Here, although the agency suggests that elimination of the price realism evaluation factor is an immaterial change to the RFQ, the record shows otherwise.  During our consideration of CWS’s first protest, the record showed that, in evaluating initial quotations, the agency determined that both CWS and Intellect initially had proposed unrealistic unburdened labor rates in certain labor categories.  Based on these findings, the agency conducted discussions with the offerors and advised them that the identified unburdened hourly rates had been found unrealistic.  In light on the agency’s discussion questions, both vendors changed their proposed pricing.

In addition to these considerations, the record also showed that, after receiving revised quotations, the agency determined that CWS was ineligible for award because, among other reasons, its unburdened hourly rates were unrealistic.  Finally, CWS, in its current protest, notes that if it were afforded an opportunity to revise its quotation, it would make changes to its proposed pricing and staffing strategy based on the agency’s current position that it will no longer consider the realism of the offerors’ proposed unburdened hourly rates.

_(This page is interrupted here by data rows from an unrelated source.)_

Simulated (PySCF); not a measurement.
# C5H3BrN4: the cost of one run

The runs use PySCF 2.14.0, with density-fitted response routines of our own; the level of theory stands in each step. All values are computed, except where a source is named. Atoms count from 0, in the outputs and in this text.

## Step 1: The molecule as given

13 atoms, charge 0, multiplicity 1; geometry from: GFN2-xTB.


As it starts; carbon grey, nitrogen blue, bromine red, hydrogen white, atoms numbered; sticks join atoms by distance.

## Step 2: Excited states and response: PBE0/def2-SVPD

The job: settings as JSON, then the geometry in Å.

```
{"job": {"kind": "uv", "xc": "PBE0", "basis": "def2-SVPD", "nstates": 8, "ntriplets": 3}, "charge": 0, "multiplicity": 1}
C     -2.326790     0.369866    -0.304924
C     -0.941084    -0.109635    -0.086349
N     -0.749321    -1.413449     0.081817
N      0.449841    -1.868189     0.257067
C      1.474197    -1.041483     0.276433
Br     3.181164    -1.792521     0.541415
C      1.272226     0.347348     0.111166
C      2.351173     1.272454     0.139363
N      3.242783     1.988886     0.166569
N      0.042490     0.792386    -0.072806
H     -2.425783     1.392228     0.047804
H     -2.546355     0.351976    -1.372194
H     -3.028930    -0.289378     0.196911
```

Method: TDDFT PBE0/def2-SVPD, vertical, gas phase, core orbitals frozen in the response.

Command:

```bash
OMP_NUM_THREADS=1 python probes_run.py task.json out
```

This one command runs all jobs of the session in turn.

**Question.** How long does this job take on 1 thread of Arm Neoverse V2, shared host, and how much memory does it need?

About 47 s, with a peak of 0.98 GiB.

While the agency appears to base its position that affording the vendors an opportunity to submit revised quotation is not necessary in order for it to reevaluate quotations that is not the only relevant consideration.  Rather, the question is whether the vendors have been afforded a reasonable opportunity to compete for the agency’s requirements intelligently and on a comparatively equal basis.  A change to a solicitation’s evaluation criteria to eliminate consideration of the realism of proposed hourly rates necessarily will fundamentally affect the vendors’ pricing and staffing strategy.  For example, a firm could choose to submit a low, or even below-cost price for business reasons, and, such a quotation would not be subject to rejection based solely on the low or below-cost price in the absence of a price realism evaluation requirement.  See Ausley Associates, Inc., B-417509, et al., July 24, 2019, 2019 CPD ¶ 279 at 4.  It follows that, in order to afford the vendors a reasonable opportunity to compete intelligently and on a comparatively equal basis, it is necessary for the agency to amend the RFQ and afford all firms an opportunity to submit revised quotations based on the revised evaluation scheme.  We therefore sustain this aspect of CWS’s protest.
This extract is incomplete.